The Multi-Member Court of First Instance of Nafplio issued Decision No. 977/2024, which accepted the lawsuit of a debtor and reduced their debt from app. 500.000€, as determined by the credit institution under special liquidation, to €200,000.
Specifically, the court ruled that the plaintiff, at the time of signing the disputed loan agreement, was a professional farmer. Therefore, the maximum limit of their debt should be set at double the originally borrowed principal, according to Law 3259/2004. It was also recognized that interest accrual on the servicing accounts of the loan should be suspended from that point forward.

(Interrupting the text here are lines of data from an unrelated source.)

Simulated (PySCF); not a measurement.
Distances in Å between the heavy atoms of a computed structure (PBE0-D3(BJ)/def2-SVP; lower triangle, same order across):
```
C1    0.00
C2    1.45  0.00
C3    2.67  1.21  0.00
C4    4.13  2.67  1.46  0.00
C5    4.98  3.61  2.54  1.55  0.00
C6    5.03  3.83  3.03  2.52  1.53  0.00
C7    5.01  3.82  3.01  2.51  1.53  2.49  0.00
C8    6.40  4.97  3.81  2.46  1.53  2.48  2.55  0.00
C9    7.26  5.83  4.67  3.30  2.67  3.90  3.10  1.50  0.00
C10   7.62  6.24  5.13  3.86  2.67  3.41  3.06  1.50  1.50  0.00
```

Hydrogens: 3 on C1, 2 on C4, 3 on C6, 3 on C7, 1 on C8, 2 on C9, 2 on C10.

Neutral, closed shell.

It should be noted that, under this law, the total overdue debt from any type of loan or credit cannot exceed three times the borrowed principal. In the case of an open credit account, it cannot exceed three times the outstanding amount at the time of the last disbursement. Any payments already made are deducted from the calculated amount. A point of contention exists only for open credit accounts, where there is disagreement about whether all payments or only those made after the last disbursement should be deducted. Specific provisions apply only to individuals who are professional farmers.
In this decision, the court found:
"[...] The first plaintiff, at the time of signing the disputed loan agreement and its addendum, was a professional farmer who operated a pig farm in the Argolis region. The loan obtained was intended to support and further expand this activity. Consequently, [...] the defendant erroneously recalculated the disputed debt under the loan agreement based on triple the total debt amount, instead of double the debt amount as provided under Article 39(5) of Law 3259/2004, as this was a farmer’s debt, for which a multiplier of '2' applies. [...] It is therefore recognized that the debt owed by the plaintiffs to the defendant under the disputed loan agreement and its addendum amounts to €200,000, with the suspension of interest accrual on the servicing accounts of the loan remaining in effect."
In rare cases, credit institutions independently apply the law on excessive interest rates and correctly recalculate debts. Even when they do take such actions, errors often occur. In this case, the credit institution under special liquidation proceeded with the recalculation only after the lawsuit was served, during the stage of the reply, but, as noted in the decision, it was done erroneously.